Our Tim Mulhern caught up with Brandon Cassel of the relatively new, two-man instrumental rock band called In Place. They talked about the band’s origins, inspirations and aspirations.

How and when did you and Justin Leggio come together to form In Place?

We formed In Place during the summer of 2013, but we met, believe it or not, early school years. We are actually childhood friends. We played in our first band in seventh grade. So yeah, we’ve played in a bunch of bands [and] we took some time off. And then we started up, played a little bit and since summer of 2014, we’ve been trying to grind pretty hard.

Did your friendship inspire you guys to come back together to play music?

Definitely. I would say that we are definitely comfortable with each other when we play. We kind of know where the other person is going to go with their parts.

As an instrumental duo, In Place stands out in the Philly scene. Do you think you have to prove your music to your audiences or are they generally receptive to what you guys are doing?

I think that they are generally receptive. We typically get positive feedback and encouragement. We’re not the most accessible. We like to kind of think that we’re definitely a “grower band.” That maybe not be the first or second or even third listen but maybe around the fourth listen, you will start to kind of make more of a connection and attachment to the actual song.

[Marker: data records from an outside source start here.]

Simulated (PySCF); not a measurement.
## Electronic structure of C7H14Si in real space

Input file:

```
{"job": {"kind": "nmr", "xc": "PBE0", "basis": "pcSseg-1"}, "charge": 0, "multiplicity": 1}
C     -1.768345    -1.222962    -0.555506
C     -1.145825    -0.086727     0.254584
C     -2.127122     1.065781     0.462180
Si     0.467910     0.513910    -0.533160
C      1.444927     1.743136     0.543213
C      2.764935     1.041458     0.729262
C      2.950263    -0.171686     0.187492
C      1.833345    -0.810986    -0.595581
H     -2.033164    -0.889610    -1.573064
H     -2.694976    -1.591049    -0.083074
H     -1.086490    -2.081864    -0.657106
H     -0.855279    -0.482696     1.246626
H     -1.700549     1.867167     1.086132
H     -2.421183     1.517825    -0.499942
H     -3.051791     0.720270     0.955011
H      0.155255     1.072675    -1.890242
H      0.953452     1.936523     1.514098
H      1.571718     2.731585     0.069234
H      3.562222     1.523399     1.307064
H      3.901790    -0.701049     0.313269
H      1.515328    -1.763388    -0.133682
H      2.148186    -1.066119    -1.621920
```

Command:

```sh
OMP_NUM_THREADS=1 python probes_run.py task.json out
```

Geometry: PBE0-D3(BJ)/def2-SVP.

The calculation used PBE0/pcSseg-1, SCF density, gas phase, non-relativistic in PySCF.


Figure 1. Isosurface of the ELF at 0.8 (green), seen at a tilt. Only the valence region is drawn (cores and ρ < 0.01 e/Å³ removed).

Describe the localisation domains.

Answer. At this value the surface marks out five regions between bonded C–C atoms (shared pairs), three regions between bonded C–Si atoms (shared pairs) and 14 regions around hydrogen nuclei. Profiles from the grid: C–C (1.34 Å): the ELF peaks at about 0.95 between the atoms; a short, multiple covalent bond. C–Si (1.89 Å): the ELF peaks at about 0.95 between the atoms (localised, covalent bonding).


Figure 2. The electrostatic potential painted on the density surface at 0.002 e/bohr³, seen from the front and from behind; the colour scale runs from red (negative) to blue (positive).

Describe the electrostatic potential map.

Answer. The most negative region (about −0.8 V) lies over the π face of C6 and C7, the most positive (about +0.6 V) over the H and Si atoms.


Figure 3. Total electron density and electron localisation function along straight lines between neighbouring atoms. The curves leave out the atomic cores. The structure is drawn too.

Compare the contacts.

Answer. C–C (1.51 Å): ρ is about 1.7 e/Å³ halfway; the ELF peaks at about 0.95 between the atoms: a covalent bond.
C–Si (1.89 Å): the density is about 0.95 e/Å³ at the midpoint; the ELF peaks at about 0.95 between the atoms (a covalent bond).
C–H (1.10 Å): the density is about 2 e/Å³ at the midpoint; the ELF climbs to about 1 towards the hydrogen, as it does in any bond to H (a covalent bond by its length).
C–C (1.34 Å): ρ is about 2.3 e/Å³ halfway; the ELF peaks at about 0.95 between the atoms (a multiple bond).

What was the writing and recording process like for “Koolwhip City”?

Typically, the way that we start when we write music is with what we call a sketch. It’s just a really good idea. Maybe it’s a riff, a melody or a drum beat. So this sketch, “Koolwhip City,” came about and we liked the way it sounded. We spent a couple weeks and we developed it. I always say that music is really a true time capsule of where the artist or musician was in their life. So when we listen back to “Koolwhip City,” we can remember where we were and how we felt as individuals.

How does “Koolwhip City” compare to “The Pet,” In Place’s other single?

When we put out “The Pet,” we definitely wanted to put out a track that was a little bit more intense. We started saying that “The Pet” is almost kind of like controlled chaos. Because while it’s extremely contained, you go through the movements of the song really quickly and there’s a lot going on. The tension and release is pretty significant. We wanted the first song to be a little bit more aggressive and I think we achieved that with “The Pet.” But when we were talking about “Koolwhip,” of course we have multiple sides to us, and we felt that “Koolwhip” really represented the sound that we are currently moving in the direction of.

Are these tracks building to a full-length release?

Right now we are writing and demoing for a more significant effort. I would say more so for an EP. I don’t think that we’re ready for a full-length yet.

Have you developed connections with other bands in the scene?

Through playing around the scene we definitely have become friends with other instrumental bands. One would be Air is Human. Another one, Allora Mis, as well as the instrumental rock band Mohican. They are all, for the most part, Philly-based.

Where do you want to see In Place go in the future?

A giant priority for us is to just to keep writing as much as we can. Ultimately, the biggest goal is to improve the sound that we are starting to really develop right now.